But it's is going to be very, very difficult to stand by and watch Putin to continue to act out his violent fantasies and not intervene more forcefully. Zelensky there and Vindman here are arguing that NATO will inevitably be compelled to intervene as things get worse, so why not intervene now? Maybe they're right.
But the fear of nuclear escalation is, I think, justified, especially if we're dealing with a cornered Putin who thinks he has nothing to lose. He's already crossed into war criminal territory, and if the whole underlying motivation of this war is to go postal on the West, what better way than to go nuclear. Maybe there are factions within Russia that would stop him. Maybe not. Unless we're sure of it, containment is the better policy.

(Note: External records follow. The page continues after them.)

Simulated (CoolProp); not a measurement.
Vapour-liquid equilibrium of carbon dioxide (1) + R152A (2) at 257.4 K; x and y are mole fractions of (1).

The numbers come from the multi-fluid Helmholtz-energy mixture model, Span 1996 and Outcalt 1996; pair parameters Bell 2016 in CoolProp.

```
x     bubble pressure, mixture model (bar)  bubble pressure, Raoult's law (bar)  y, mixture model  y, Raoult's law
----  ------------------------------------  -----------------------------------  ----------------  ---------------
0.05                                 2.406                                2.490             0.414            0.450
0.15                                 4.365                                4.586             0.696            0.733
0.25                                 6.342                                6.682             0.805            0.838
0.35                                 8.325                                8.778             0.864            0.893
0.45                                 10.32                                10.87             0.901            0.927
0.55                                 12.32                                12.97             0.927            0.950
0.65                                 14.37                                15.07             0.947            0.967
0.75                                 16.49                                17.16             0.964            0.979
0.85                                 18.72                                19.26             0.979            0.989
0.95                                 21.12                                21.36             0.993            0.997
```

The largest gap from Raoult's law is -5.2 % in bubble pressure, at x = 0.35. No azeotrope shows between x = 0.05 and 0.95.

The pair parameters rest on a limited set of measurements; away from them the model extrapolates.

Update: After writing this, I listened to Ezra Klein's interview with Masha Gessen, which, if you're interested in more nuance than a post like this could ever pretend to deliver, is well worth listening to. It largely supports the "humiliation" hypothesis. The first half of the interview focuses on Russian public opinion in Putin's Russia; the second half on Putin's motivations for invading Ukraine. They discuss Putin's largely historically skewed and largely ignorant fantasy of restoring the Russian Empire, and then they go on to talk about how much of what is driving Putin largely derives from his intense feelings of Russia's having been humiliated by the West. This humiliation was particularly provoked by NATO's intervention in the Balkans in the 90s without Russia's even being consulted about it, and then the invasion of Afghanistan and Iraq in Russia's backyard. Putin sees the U.S. insistence on a rules-based international order as an absurd fiction that clearly the U.S. feels no compunction about flouting when its convenient for U.S. interests, and so feels no compunction himself about flouting it.